Why does inference process terminate without error?

I’m working on a project with TensorRT due to some speed issue.
As far as I know, the whole process should be like this…

(keras).h5/hdf5 -> (tensorflow).pb -> .uff -> .engine

So far, I’ve run through the whole process with the same model structure (UNET) I used before as I use in this project.
The only difference between these two models is the model input/output size:

old model - input: 1664 x 288 x 1, output:1664 x 288 x 6
current model - input: 1920 x 1920 x 1, output:1920 x 1920 x 2

However, when I go through the whole process as same as I’ve done with the old model on the current one,
it terminates without any error before running inference with engine file.
It terminates at createMnistCudaBuffer() and left the output before that function on the terminal…
I thought it might be the memory issue, so I’ve tried to adjust the declaration of MAX_WORKSPACE, but it didn’t work.
Did I miss something important which may cause this situation?


TensorRT Version:
I installed tensorRT python’s wheel under Anaconda with TRT5.0.2.6, and install TRT5.1.5 under my OS
GPU Type: RTX 2080 Ti (11G)
Nvidia Driver Version: (Sorry I forgot to check, maybe 417.xx?)
CUDA Version: 10.0
CUDNN Version: 7.4.2
Operating System + Version: Windows 10
Python Version (if applicable): 3.6.8
TensorFlow Version (if applicable): 1.13.1
PyTorch Version (if applicable): -
Baremetal or Container (if container which image + tag): -

Any help or advice would be appreciated!


It is recommended to use the latest TRT release(7.1), as it has improved features and performance.
You can download the latest release from the below link

If you are using TRT>=7, UFF conversion has been deprecated, hence you can use it as :
Keras(.h5) << ONNX << TRT
Tensorflow(.pb) << ONNX << TRT

Once you get your ONNX model, you can follow the steps from the link below

In case if the issue persist, request you to share your pb files for old and new model, so that we can assist better.

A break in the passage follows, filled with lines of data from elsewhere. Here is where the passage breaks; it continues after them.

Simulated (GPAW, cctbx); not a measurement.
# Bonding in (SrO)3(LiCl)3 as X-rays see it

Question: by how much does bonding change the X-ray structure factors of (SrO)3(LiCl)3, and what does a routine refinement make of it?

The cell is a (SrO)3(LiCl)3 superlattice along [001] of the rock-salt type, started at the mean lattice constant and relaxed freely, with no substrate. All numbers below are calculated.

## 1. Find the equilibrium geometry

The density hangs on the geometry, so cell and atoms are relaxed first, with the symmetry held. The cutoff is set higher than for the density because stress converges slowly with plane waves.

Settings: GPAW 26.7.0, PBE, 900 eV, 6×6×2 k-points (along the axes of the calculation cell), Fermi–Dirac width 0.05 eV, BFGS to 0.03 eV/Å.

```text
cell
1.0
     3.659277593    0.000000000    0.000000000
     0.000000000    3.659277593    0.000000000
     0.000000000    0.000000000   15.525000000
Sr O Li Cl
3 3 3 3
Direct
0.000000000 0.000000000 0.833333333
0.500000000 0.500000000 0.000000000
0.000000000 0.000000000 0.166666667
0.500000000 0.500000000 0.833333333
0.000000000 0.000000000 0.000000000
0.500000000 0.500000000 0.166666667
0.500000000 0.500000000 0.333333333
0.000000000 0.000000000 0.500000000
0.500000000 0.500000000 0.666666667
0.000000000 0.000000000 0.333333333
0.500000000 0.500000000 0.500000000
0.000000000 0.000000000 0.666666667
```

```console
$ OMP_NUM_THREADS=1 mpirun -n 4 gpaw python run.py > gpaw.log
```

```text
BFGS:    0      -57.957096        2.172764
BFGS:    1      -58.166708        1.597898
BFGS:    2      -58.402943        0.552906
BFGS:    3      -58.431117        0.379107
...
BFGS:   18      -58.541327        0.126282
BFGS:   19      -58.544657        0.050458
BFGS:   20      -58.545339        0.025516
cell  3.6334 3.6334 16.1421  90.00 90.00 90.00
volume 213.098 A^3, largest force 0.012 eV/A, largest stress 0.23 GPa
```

Thanks for your quick reply! I’ll try that out later. :D


I’ve tried to do the inference with ONNX model made from this way:

Keras(.h5) << ONNX << TRT

But the result is different from what I expected…
(I don’t know how to explain it clearly…)
For example,
the result of the inference after post-processing should be an image(let’s call it as ‘A’) with size 1920 x 1920,
but it turned out to be an image consisted of 4 ‘A’ in each row and column, and the image’s size is still 1920 x 1920.
(i.e., there are 16 small ‘A’ in an image)
Furthermore, each small ‘A’ seems to get lighter from top left to bottom right(?).
I’m not sure if it’s the problem of model or the post-processing,
should I keep this issue here or ask on another topic?

By the way, here’s what I’ve done in the process of converting model:

  1. Add a permute layer after my output layer while converting .h5 to .onnx
    (Since ONNX work with NCHW order of tensor’s dimension, and my model’s is NHWC)
  2. Set the batch dimension to 1 in my onnx model
    (Or else I’ll have to set optimization profile(which I’ve tried and still failed to make it Q_Q),
    since there’s a dimension for batch with “?” in my original model, it’ll recognized as dynamic input)

And here’s the information of my onnx conversion:

[07/17/2020-11:51:10] [I] Building and running a GPU inference engine for Onnx MNIST
Input filename: trial_multi_batch1.onnx
ONNX IR version: 0.0.6
Opset version: 11
Producer name: keras2onnx
Producer version: 1.6.0
Domain: onnx
Model version: 0
Doc string:

(I’m using TensorRT7.0.0.11)
Thanks in advance for all the help!